Chiradeep Vittal wrote:
> Very enlightening, thanks.
> If there is a constant stream of traffic over the iscsi session and
> there is a network failure,
> then the scsi eh timer should fire right?

If you have nops turned off then it will.

If you have nops on then it could fire, but the iscsi layer will prevent 
the scsi eh timer from causing the scsi eh from running. With nops on we 
send a nop every noop_timout seconds. If we have some bad timing and a 
scsi timer fires while a nop is being sent or right before we want to 
send a nop to test the network then starting with 871 and upstream 
kernel 2.6.30 we reset the scsi cmd eh timer and send a nop. If during 
that reset cmd timer period the nop times out then we would drop the 
iscsi session and the scsi eh would not run. If the nop runs ok, then 
when the cmd timer times out again then the scsi eh will run.

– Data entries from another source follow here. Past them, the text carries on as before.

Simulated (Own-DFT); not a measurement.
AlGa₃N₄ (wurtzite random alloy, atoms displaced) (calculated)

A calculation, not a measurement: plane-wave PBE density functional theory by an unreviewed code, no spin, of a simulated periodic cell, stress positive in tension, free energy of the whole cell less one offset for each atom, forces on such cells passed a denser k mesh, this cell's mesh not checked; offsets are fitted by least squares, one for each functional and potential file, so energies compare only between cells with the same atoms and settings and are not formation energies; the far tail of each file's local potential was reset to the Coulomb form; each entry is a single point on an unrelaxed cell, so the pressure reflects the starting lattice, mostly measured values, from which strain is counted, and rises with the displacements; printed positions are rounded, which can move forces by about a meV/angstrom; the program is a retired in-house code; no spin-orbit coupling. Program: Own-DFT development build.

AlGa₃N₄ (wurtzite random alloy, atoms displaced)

If there is a network problem while the scsi eh is running, then the 
scsi eh could fail if we cannot reconnect within replacement_timeout 
seconds and that would lead to the devices going offline as seen in 
sysfs below.



> And the disk will then go offline (according to /sys/block/<disk>/
> device/state )?
> 
> I think where this is leading to is to use dm-multipath even if there
> is only a single path since dm-multipath
> will constantly test the link.
> 
> 
> On Sep 11, 7:53 am, Mike Christie <micha...@cs.wisc.edu> wrote:
>> On 09/10/2009 05:23 PM, Chiradeep Vittal wrote:
>>
>>
>>
>>> Thanks. I'll take a look at the netlink interface. Not using multipath
>>> for now, but will do so later.
>>> For basic monitoring of storage network problems, here's what I am
>>> thinking:
>>> 1. If there is a network failure, eventually cat /sys/block/<disk>/
>>> device/state should show "offline" ?
>>> 2. How long will this take? I know that this is a function of
>>> replacement_timeout, noop_interval, noop_timeout and scsi timeout, but
>>> the relationship is not clear
>>> Let us say
>>> a=session.timeo.noop_out_interval=5
>>> b=session.timeo.noop_out_timeout=5
>>> c=session.timeo.replacement_timeout=120
>>> d=`cat /sys/block/<disk>/device/timeout`=60
>>> The disk should go offline in a maximum of a+b+c+d=190s after a
>>> network failure?
>> It is not really that easy, because if the nop times out the iscsi layer
>> will drop the session and the disk state will not change to offline. The
>> disk state will only change if the scsi command timer fires and the scsi
>> eh runs and fails. In this case the disk state will go to offline.
>>
>> For the nop timeout case and the scsi eh failing case, the iscsi session
>> state will go to failed, so you could check that instead. That value is in
>>
>> /sys/class/iscsi_session/session%SID/state
>>
>>
>>
>>> If the network comes back up, how soon will the disk state go to
>>> 'running' ?
>> When the iscsi session is dropped due to a nop timeout or the scsi eh
>> failing, the initiator will basically poll the network ever couple of
>> seconds by trying to reconnect the tcp connection. And so it depends on
>> the type of failure. If the initiator is trying to reconnect the tcp
>> connection when the network comes up, then we could reconnect right
>> away, or if the network layer cannot figure things out the reconnect
>> could timeout and then the next try would work, or if the network had
>> given us a error right away when we tried the reconnect then it on the
>> next reconnect attempt we would be successful.